And I don’t know if I expected some kind of response, as Paul got, you know. I felt the boot was on the other foot. It was I who was being persecuted, because here was I, trying desperately to achieve chastity with no help from anybody, least of all the body that was really responsible for my thinking along those lines. And by the time I’d finished my one-sided conversation with God, it was rather too late to go… oh, the Carmelites, the Carmelite church... it was rather too late to go to the Carmelites for Mass. And I didn’t feel in a state of grace, and so I couldn’t have… I could only have been a spectator at Mass. And so I went for a long walk in the park, and that evening, went out 'on the troll', as it was called in those days, to see if I could find somebody with whom to have sex. And I found somebody and we had it. I’m sure it wasn’t… I’m sure it was awful for him. It wasn’t very good for me. I’d lost the knack, and anyway, so…

But that was the beginning of the end, I mean, by having broken my duck, then I felt, you know, there is no answer, I’m never going to be chaste. The last thing in the world I should be is a priest, if chastity is beyond me, then I can’t. And in the event, all these years later, I mean, how right I was. Because that is the conflict that so many Roman Catholic priests cannot resolve. They achieve celibacy for years, but they don’t achieve chastity. And then suddenly everything goes away. You know, it breaks. They do something they should not do. And I don’t blame them. I think they have a really tough time. It’s a quite unnatural demand. Though, on the other hand, the… you know, if you imagine your parish priest having a fuck, it does rather… not necessarily diminish him, but it certainly changes your response to him. Because none of us, none of us, when we’re actually at it, is particularly pretty, so the sight of some portly 45-year-old having it away with his housekeeper. No. I think actually you need chastity in order to be a priest, but on the other hand, I see it as a totally unreasonable demand.

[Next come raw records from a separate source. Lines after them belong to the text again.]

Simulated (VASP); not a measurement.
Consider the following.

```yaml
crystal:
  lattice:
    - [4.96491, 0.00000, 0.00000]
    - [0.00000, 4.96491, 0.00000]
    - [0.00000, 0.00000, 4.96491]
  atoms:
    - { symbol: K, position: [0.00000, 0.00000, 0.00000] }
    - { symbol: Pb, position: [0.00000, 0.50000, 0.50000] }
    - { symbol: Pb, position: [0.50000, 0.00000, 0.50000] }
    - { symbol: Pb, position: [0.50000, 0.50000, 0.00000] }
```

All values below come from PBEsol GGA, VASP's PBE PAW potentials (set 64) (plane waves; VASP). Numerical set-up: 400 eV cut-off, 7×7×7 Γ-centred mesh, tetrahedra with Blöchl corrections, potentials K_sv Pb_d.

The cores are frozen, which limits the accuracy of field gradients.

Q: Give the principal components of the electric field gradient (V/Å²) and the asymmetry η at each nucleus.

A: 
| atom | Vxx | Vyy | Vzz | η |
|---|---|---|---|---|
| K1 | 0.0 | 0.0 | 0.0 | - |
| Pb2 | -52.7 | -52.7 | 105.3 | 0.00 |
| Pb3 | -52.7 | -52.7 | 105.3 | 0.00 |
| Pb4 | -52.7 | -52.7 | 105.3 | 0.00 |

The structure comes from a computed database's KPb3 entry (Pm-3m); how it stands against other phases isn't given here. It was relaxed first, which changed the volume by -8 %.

Born in England, Brian Sewell (1931-2015) was considered to be one of Britain’s most prominent and outspoken art critics. He was educated at the Courtauld Institute of Art and subsequently became an art critic for the London Evening Standard; he received numerous awards for his work in journalism. Sewell also presented several television documentaries, including an arts travelogue called The Naked Pilgrim in 2003. He talked candidly about the prejudice he endured because of his sexuality.

Listeners: Christopher Sykes

Christopher Sykes is an independent documentary producer who has made a number of films about science and scientists for BBC TV, Channel Four, and PBS.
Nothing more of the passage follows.